There is a program you can purchase online called "Hide My IP" With this program and another program they call "cookie crumbler" you can, Send Anonymous E-mails Easily conceal your Ip address Anonymous web surfing Protect Identity Stop Hackers Sounds like a good program to protect yourself from malicious people. I might just purchase these programs for better internet security. :sunglasse Does anybody else use these types of security programs to protect yourself?
why not just search for a serial number and crack the program - then if the program authors realise you've done that - they will never be able to find you because your ip will keep changing. seriously though - I will test this out but truthfully I dont know if its going to work in a given situation - I will set it up under different conditions and let you know what I think - it sounds alright at the outset but who knows?
For the most effectiveness they say to get two programs "Hide My Ip" and "Cookie Crumbler". These are programs that you have to purchase, you have to go to the hide my ip website.

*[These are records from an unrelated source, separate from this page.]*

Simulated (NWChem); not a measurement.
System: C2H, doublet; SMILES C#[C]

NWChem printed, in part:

I just tried it and guess what it doesnt work - The first thing I noticed was that when it first loaded it gave me the ip of the proxy server that my ISP assigns me - which means they are gathering the ip address from outside my network. Another thing thats dodgy is that they say it requires microsoft .Net well I failed to see why it should since your ip address is assigned by your isp's dns and dhcp servers and .Net would suggest they are only changing the ip address as a browser cookie - which is rediculous because all that means is that a website will think your ip address is something different to the real ip address - however when they correlate that data on the web server with what they hav on their dns servers it will be different - then all they do is a whois lookup or a ping on the ipaddresses to see which fits you best. In other words - they just change a cookie not the real ip address and thats useless - best way to do this anyway is to use an anonymising proxy - theres loads on the web google for +"anonymizer" +proxy Its a partial con because theyre not telling the whole truth to see that I am right - go to http://www.dnsstuff.com:8080 while the hide-my-ip program is running in the top right hand corner you will see it hasnt cloaked it If you use firefox theres extensions that achieve this effect for free and without using powerful technology like .Net that has the capacity to infiltrate at a secure level your network - effectively linking you to their search database I expect or some other crappy spammy thing they do with it and that would suggest theyre so lame they cant acually work out how to melt the cookies while firefox is running or its a scam so you buy two programs Infact I just did another test and it doesnt cloak it at all EVEN ON THE SITE IT SENDS YOU TO TO TEST THAT YOUR IP HAS BEEN MASKED this must be because I'm behind my ISP's proxy 10/10 for being lameware 0/10 in the real software stakes
Thankyou for finding this out for me and others on here, I wasn't 100 percent sure about it. It sounded good. I was just simply going by what they advertise, and there rating. it's really something how some things can sound so much better than they are. I wont buy it now. I will look into what you said.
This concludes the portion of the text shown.